HUMAnN MinPath drastically reducing pathway counts and inconsistent results

Hello,

I’m currently running HUMAnN, and when I enable the --minpath option, certain pathways almost completely disappear from the output.
For example, for PWY-7237: myo-, chiro- and scyllo-inositol degradation, when MinPath is OFF I see many strain-level entries (dozens), but when MinPath is ON, only a single entry remains.

Here’s what I have checked:

  1. Database integrity

    • metacyc_reactions_level4ec_only.uniref.bz2, metacyc_pathways_structured_filtered_v24_subreactions, map_metacyc-pwy_name.txt.gz, map_metacyc-rxn_name.txt.gz all have identical md5sum values compared to the other environment.

    • Verified via logs that both runs are using the same --pathways-database file: metacyc_pathways_structured_filtered_v24_subreactions.

  2. Environment variables / execution settings

    • Setting PYTHONHASHSEED=0, LC_ALL=C, and changing multi-threading settings made no difference in results.
  3. Additional observations

    • When MinPath is OFF, my results are identical to the comparison environment.

    • This means the discrepancy is introduced only during the MinPath step.

    • It seems MinPath is selecting a minimal set of pathways from RXNs, which is filtering out many strain-level pathway entries.

    • I’m wondering if noise filtering or gap-fill steps might be overly aggressive for certain pathways like PWY-7237.

Questions:

  • Is such a drastic reduction in pathways expected behavior when running MinPath, or could this indicate a database/mapping issue?

  • For cases like PWY-7237, what in the MinPath logic could cause this over-filtering?

  • Does the gap-fill process (and its related mapping files) have any impact on MinPath results?

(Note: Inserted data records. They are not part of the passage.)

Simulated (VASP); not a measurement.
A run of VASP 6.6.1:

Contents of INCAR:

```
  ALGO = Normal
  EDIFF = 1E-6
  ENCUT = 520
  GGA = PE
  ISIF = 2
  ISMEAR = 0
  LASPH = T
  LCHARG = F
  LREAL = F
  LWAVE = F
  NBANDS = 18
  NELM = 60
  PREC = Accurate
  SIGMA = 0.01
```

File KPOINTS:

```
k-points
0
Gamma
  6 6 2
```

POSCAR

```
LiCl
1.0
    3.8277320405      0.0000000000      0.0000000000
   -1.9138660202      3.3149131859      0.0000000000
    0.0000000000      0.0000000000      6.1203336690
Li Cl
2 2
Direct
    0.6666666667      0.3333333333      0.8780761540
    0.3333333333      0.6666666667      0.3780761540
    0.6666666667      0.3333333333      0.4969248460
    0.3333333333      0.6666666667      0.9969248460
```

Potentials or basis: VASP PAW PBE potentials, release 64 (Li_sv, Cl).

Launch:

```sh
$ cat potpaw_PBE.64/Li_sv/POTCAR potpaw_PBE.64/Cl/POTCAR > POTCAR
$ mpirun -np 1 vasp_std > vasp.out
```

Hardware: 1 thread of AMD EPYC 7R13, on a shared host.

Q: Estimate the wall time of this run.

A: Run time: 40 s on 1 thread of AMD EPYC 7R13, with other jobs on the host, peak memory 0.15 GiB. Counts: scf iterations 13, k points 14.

Thank you in advance for your help.

MinPath tries to explain the reactions you saw using the smallest number of pathways possible, so if you turn it on you will 100% expect to see fewer pathways in the output! Imagine you have three pathways:

  1. A → B
  2. B → C
  3. A → B → C

If you see all three reactions in your sample (A + B + C), and MinPath is on, HUMAnN will only report pathway #3 since that is the simplest explanation of the three reactions. Whereas if you turn MinPath off then HUMAnN would report all three pathways.